109 Min | Comedy – Drama | December 1982
IMDB Rating: 7.8
Director: Martin Scorsese
Starring: Robert De Niro, Jerry Lewis, Diahnne Abbott
The King of Comedy Review: Though ‘The King of Comedy’ stands on its own two feet, it bares a striking resemblance to ‘Taxi Driver’. Aside from the blatant Scorsese-De Niro connection, both films center on similar characters, though that is not to say they’re identical. Whereas Travis Bickle’s persona was built around loneliness, Rupert Pupkin’s was built around obsession. However in The King of Comedy, each character has an inherent violence that bubbles underneath the surface. In ‘Taxi Driver’, Travis Bickle gives into the pressures mounting within and kills three people at the film’s end. With ‘The King of Comedy’, however, Rupert Pupkin’s violence never really erupts. Acts that seems like they might be frightening and violent turn out to be rather comical and pathetic.

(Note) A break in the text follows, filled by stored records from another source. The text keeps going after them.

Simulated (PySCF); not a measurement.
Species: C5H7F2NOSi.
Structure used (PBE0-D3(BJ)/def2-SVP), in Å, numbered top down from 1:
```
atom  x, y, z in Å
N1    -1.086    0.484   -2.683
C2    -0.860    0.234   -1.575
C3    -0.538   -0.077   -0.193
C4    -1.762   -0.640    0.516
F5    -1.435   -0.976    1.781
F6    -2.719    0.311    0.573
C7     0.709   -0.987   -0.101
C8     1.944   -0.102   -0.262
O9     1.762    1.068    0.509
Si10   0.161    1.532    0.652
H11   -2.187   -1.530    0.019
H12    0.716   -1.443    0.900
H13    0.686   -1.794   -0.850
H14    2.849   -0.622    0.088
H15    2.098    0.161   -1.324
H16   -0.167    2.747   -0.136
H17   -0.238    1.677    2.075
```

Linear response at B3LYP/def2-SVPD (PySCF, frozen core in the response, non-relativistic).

Toward the end of The King of Comedy, when Rupert makes it on TV, his jokes aren’t that funny, but that’s not the point. The audience laughs. It has been trained to laugh. That’s what audience’s are supposed to do when a comedian comes on. Plus, if he’s on TV, he must be good. Everyone at the bar, watching his performance, was not so much amused by the material as by the fact that Rupert made it on TV. He was a celebrity. The film closes much like ‘Taxi Driver’. In these two films, both characters went to prison, only served part of their sentences, and received vindication upon their release. With Travis, he was once again paired with the woman he had obsessed over earlier. And, as for Rupert, he became a pop culture icon. Probably with his own obsessed following.
‘The King of Comedy’ is one of Scorsese’s best, despite its initial failure. It’s truly a dark comedy with 90% of the emphasis on the word “dark.” De Niro gives a great performance. Coming off the success of his brutish role in ‘Raging Bull’, he is able to deftly switch over to a comical role, the type of guy that his character in ‘Raging Bull’ would have beat up. And Sandra Bernhard. Performing her role as an obsessive compulsive, manic depressive so well that she probably had doctors all over the country writing her prescriptions based on her performance.